The main findings are that the world is converging on a low-fertility future where we’re projecting that by 2100, over 97% of countries will be below replacement levels of fertility, which means that generational replacement of the population will not occur unless their fertility rates are higher than that.

In addition to this, where births are distributed around the globe is shifting away from higher-income countries and into lower-income countries that will remain at higher fertility rates for longer.

And so the births will be distributed in places with lower incomes and at more risk for climate stress, which will lead to a lot of societal issues that we will have to deal with.

What factors lead to declining fertility, and what can be done to limit the decline?

There are a number of factors that are associated with these declining fertility rates. In countries that have high fertility, seeing fertility rates decline would continue to be beneficial. Access to contraceptives, as well as more access to female education, are two of the main factors that will help here.

In countries where fertility rates remain low, pro-natal policies to support parents will be crucial to help increase these fertility rates and/or slow the decline. But there needs to be more innovation on these topics in the future.

What will be the consequences of more live births happening in low-income countries, and how do we mitigate potential negative impacts?

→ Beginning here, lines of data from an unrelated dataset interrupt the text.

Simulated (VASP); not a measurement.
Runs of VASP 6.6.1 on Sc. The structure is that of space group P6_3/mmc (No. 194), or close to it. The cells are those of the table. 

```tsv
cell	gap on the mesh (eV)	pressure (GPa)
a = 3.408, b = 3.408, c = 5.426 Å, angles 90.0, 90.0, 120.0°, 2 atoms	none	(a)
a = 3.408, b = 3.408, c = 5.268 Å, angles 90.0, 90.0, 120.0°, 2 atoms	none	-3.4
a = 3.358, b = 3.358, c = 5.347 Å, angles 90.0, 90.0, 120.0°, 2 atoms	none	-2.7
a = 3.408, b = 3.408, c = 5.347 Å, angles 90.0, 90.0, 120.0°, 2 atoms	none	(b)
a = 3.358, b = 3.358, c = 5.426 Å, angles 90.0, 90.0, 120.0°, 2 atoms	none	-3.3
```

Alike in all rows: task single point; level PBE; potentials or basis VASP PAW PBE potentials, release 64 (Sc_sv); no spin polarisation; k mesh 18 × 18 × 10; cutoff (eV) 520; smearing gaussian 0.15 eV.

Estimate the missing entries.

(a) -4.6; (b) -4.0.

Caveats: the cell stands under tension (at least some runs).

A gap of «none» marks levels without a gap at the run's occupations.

There will be a number of consequences from the shift of births into lower-income countries. These countries are those that have the some of the poorest health outcomes in the world, so developing their health care infrastructure will be very crucial. Additionally, these countries are at the most risk for climate stress, and this will facilitate or at least bring about a lot more pressure for migration.

And dealing with migration, I think, will be one of the most important issues in the future as well.

What will be the impact of declining fertility in high-income countries, and how should it be addressed?

There will be a number of impacts in higher-income countries with falling fertility rates and continual low fertility rates. There will be this phenomenon that we call population aging, where there will be a lot more older people that will have to be supported, for example, economically, by fewer younger people.

So this could lead to issues with labor shortages and will bring about the continual importance and increasing importance of dealing with migration in an open and ethical manner.

How did the research team arrive at these predictions, and what are the challenges in doing so?

First of all, the data is very important. So we make sure that we use the most up to-date data that we can to inform these forecasts. Second, we use methodology that we feel is cutting-edge and will allow us to predict most accurately.

But with any forecasting methodology, there’s going to be a lot of uncertainty involved, and there’s no real way of knowing what’s going to happen in the future. So, we do the best that we can, and we make sure that we create forecasts with a number of alternate scenarios as well, to get a sense of what the various possible futures could look like.